Good Jobs, Green Jobs

This article adds a new path for Glide Magazine: specifically, an effort to begin bridging the worlds of culture and sustainability. In truth, one is nothing without the other; if the planet is uninhabitable, music and art will die. Likewise, without a clear appreciation for the beauty and indeed, art that is nature, people fail to appreciate some of the most spectacular aspects of life: a light rain, dewdrops on a leaf, or a sunset over the mountains – things worth working to care for.

It was in this spirit of inquiry, of understanding synergies, that Glide Magazine sent Senior Staff Writer Gabriel Scheer to the recent Good Jobs, Green Jobs conference in Washington, DC. The conference was intended to demonstrate and further grow the increasing collaboration of labor interests and environmental groups, with an emphasis on creating new, “green” jobs. Gabriel set out to understand first this connection, and second, to determine whether, in any of it, an understanding of human culture, of the arts, was coming into play. This will be the first of an occasional series on sustainability in the arts.

Below is a series of excerpts from his experience at the conference.

Wednesday: Day 1

Arriving at the conference, I was greeted with the incredible news that the event, originally planned to accommodate 2,000 people, had increased their attendance to 2,500 – and was still turning people away. The agenda for Wednesday was equal parts policy and introduction. Featuring speeches from both environmental and labor leaders, the first half of the day setting the tone of collaboration, and of a common understanding of the definition of green jobs (essentially: jobs formerly known as blue-collar jobs, merged with new green industries. For example, a metal worker who formerly built cars but now builds wind turbines has a green job.)

Wednesday’s afternoon session saw people either heading off to the Capitol to lobby their congress-people for more investment in green jobs, or attendance at various panel discussions. I chose the panels, and found some of interest. Topics ranged from “Regional Climate Policy: Cooperation, Collaboration and Challenges,” to “Spurring Private Investment in the Local Green Economy” to “Green for All: Prison Re-Entry and Green Jobs.” Despite the occasional dynamic speaker, as with many conferences, I found that the truly exciting conversations were taking place in the halls – and in particular, in the radius of people from Green For All; more on that later.

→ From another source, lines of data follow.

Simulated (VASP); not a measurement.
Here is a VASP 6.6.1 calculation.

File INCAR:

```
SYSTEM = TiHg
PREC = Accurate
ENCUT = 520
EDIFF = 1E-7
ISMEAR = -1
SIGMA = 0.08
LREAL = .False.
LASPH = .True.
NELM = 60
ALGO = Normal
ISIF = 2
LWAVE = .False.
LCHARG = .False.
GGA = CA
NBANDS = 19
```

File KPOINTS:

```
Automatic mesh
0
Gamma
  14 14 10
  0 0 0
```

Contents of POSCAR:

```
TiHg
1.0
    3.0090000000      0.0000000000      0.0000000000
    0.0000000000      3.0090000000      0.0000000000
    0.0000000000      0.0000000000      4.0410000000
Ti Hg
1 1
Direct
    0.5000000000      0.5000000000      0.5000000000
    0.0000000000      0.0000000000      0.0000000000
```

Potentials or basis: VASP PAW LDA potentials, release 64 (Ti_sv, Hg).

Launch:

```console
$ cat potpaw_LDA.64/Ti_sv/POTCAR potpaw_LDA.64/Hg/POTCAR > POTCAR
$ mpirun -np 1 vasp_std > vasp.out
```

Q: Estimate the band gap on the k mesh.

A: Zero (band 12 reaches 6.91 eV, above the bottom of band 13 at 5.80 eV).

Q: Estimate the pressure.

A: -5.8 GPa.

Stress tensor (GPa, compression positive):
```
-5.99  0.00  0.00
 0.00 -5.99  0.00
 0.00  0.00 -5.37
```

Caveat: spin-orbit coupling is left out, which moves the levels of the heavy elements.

Wednesday’s formal program ended at 5, and the conference organizers missed an opportunity by organizing no formal networking gathering; as a result, attendees dispersed to their respective places of lodging.

Thursday: Day 2

The day kicked off with more of the same in terms of panels, with some more inspiring than others. This was also the only day of the Green Jobs Expo, a mixed bag of non-profits, for-profits, and government entities touting their green job-related efforts. Numerous DC school teachers had brought students to the fair, which created an interesting dynamic of both conference attendees and high schoolers, all working to understand the new green jobs paradigm.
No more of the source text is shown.